Mention underworld triads and Japan’s Yakuza or Italian Mafia comes to mind. But there was an era when the Singapore gangsters ruled Europe with a vast drug empire that struck fear into the hearts of their enemies.
Kampung Kid turned Murderer
In his early days, Roland Tan Tong Meng (陈通明) was already an infamous gangster at his Hainanese kampung at Upper Serangoon. In October 1969, Roland Tan and another gangster Kay Check Wee chased after their target Lam Cheng Siew in a car. At Bras Basah Road, the victim, said to be of the rival gang Pek Kim Leng (White Golden Dragon), was caught and fatally stabbed multiple times in his head and arm.

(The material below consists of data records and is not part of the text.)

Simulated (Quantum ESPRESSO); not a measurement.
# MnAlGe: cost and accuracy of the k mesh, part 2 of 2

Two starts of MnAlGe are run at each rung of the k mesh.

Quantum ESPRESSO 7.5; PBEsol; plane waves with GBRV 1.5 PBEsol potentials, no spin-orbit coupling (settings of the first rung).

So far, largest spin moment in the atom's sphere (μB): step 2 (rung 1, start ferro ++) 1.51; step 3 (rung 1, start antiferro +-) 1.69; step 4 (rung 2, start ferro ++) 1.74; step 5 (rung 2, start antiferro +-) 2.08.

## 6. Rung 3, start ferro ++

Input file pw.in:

After the committed crime, Roland Tan and the gangsters involved in the plotting “ran road” (escape) to Holland via Malaysia with the help of See Tong gang. Some who did not manage to escape were arrested and thrown into the prison without trial.
Rise of an Empire
Amsterdam was then the world’s center of heroin distribution, and was largely controlled by Hong Kong’s 14k gang. A penniless but ambitious Roland and his “brothers”, most of them tough Hainanese seamen, plotted to seize control of the Holland’s underworld. Aided by a well-connected person known only as Johnny, the dozen fugitives from Singapore founded Ah Kong 阿公党 under the flag of See Tong. The name was said to be the short form of Kongsi or company.
Although outnumbered and armed with only knives, Ah Kong managed to gain a notorious reputation after its fearless and ruthless gang members clashed with other bigger rivaling groups at the Chinatown of Holland, killing several prominent gang leaders. By 1976, Ah Kong successfully drove Hong Kong, Taiwan and Thailand gangs out of Holland, and became the major player in Amsterdam’s vast drug empire.
Operating Like a Company
Roland Tan began to run Ah Kong like a company, smuggling multi-million dollars worth of pure-grade heroin every year to many parts of the world, such as Madrid, Sydney, Taipei and Phnom Penh. The gang expanded rapidly and soon extended its influence into legitimate businesses, such as casinos, restaurants, nightclubs and even a movie company.
The gang leaders wore Armani and Hugo Boss suits, with revolvers hidden underneath, much like the scenes from those old Hong Kong movies. Other lower-ranked members did patrolling on the streets of Chinatown, taking protection money from the shop owners or looking out for rivals in their territories. New members, mostly fugitives from Singapore in the seventies, were sent to drug laboratories to process the raw material into heroin.
Dragon Head Called it a Day
A hardcore gambler as well, Roland Tan, nicknamed the Dragon Head or Mr Big, would embezzle the company funds to feed his expenses, and this led to the breakup of his brotherhood with Johnny. Johnny left for Bangkok to set up his own drug business, but in 1977, he was arrested in Sweden after escaping from a shootout in Thailand, and was subsequently sentenced to ten years’ prison. There were rumours that Roland was the one who bao toh (betrayed) him.
The year 1978 was the turning point for Ah Kong gang. An international anti-drug operation cracked down Ah Kong’s business, seizing huge amount of heroin and arresting many key leaders and members of the gang in Singapore, Malaysia and Europe.
Roland Tan somehow escaped and decided to “retire”, moving to Copenhagen. Changing his name several times and lying low profile, Roland Tan successfully became a Danish resident. An effort to extradite him from Denmark failed due to legal issues.
It was rumoured that the former dragon head “maintained” his Singaporean roots despite living in Europe for decades. He would talk to his men in Hokkien and missed Singaporean food so much that he had the likes of char kway tiao, laksa and yong tau foo airmailed to him.
In 2009, a 61-year-old bald-headed Roland Tan was shot by his Vietnamese bodyguard Nguyen Phi Hung at his Restaurant Bali, but he managed to survive the assassination. He is still on the wanted list of the Singapore police. Meanwhile, Ah Kong changed leadership several times from the eighties to 2000s, but it never managed to regain its previous “glories”. In 2010, the last official head of Ah Kong, a man known as Henry, died of poverty and illness.
Note: This article has no intention, by any means, to glorify gangsterism and drug abuse.